Everyone is told to follow algo hacking best practices, to post consistently, to repurpose content…
But let’s be honest: we borrowed the wrong playbook.
Even the term “personal branding” is itself problematic. It drags in decades of marketing baggage: positioning, funnels, targets, leads, ICPs…
And we took that vocabulary and playbook, designed to scale companies (abstract things in an abstract world) and slapped it onto humans and relationship building.
We’ve been told that reach equals influence and that more is better.
More is more “at bats” they say.
The more you post, the more the algo learns, the more you win. We’ve been told that if two people have the same insight, the one who posts more often will win.
Let’s leave aside, for now, the blurry meaning of “to win”.

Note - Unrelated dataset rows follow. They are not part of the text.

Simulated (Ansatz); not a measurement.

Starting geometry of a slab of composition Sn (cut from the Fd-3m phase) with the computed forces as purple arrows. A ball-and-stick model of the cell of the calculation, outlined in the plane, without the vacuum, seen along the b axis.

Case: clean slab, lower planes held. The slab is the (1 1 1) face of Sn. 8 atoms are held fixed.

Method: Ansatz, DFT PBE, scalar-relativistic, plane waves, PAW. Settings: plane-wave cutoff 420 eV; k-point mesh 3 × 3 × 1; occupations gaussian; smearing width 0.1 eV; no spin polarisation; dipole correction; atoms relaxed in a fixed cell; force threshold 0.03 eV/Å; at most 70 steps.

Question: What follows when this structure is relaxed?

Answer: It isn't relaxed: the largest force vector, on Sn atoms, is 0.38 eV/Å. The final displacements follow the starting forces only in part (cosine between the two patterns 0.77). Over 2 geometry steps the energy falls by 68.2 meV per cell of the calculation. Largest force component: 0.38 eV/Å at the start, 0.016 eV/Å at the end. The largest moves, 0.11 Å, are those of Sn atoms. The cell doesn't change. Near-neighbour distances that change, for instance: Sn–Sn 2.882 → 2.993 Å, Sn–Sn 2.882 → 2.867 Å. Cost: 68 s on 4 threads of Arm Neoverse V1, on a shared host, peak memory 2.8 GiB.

And focus on the underlying assumption here: assuming we need scale and that we need to compete hard for that scale.
Again: wrong playbook.
Whether a boutique firm or a small B2B business, or simply someone trying to build a career and find a job, the vast majority of us are in a small, local, human to human world.
Most of us don’t need 100k followers. We only need a few people, the right people, to notice what we do, how we think, remember it, and trust us enough to move forward.
We are not Apple, we are not CNN.
Most of us are not running a VC-funded start-up chasing growth.
And we are not trying to launch a business in the creator economy either.
We are building a career. A small business. A reputation. And while scale might happen to some of us, it is not where we should start.
2. The Wrong Incentives
Always follow the money.
Volume, Scale, Speed, Urgency… are not only lenses through which some people see the world: it’s also a business model.
Of course the consultants tell you to post daily. There is too much money to be made on your inability to do so.
But more than misaligned incentives, I think the obsession for volume also comes from an obsession for distribution.
We could call it distribution myopia.
Consultants became addicted to tweaking the pipes instead of thinking about what’s actually flowing through them.
Meanwhile, AI has now entered the game and is flooding the pipes from which it drinks (or vacuums). This means we are slowly, but surely, starting to read photocopies of photocopies.
Make no mistake, I think this is good news.
We are starting to witness AI feeding on itself.
Here’s the bet I am making for the next decade: if we can stay human long enough, and resist the temptation of outsourcing our own thinking, the path to building personal influence is about to become much clearer.
3. Relevance Over Reach
Volume is an infinite and empty game. The algorithm loves volume because it treats content like a commodity.
But every time we try to produce high-signal content at high volume, we run into a simple truth: real thinking, depth, care, don’t move at that pace.
So we start lowering the bar. And if we are not careful, we can easily slip into the cringe realm of the Linkedin users spinning in their content hamster wheel.
We end up “storytelling” about the day we climbed on the wrong train and became a better leader because of it. Or the last time we broke a plate in our kitchen and this sparked our latest Kintsugi for HR workshop idea.
All in the name of staying visible. And ideally posted with a selfie.
Don’t get me wrong, I know all too well that even at a lower volume, we still need to work hard for attention. But the attention of your peers, potential clients, or employer, is not the end goal. It’s only a means to an end.
And to earn their attention, volume won’t help. Volume as an answer would mean adding noise in a world already drowning in noise. Like using gasoline to put out a fire.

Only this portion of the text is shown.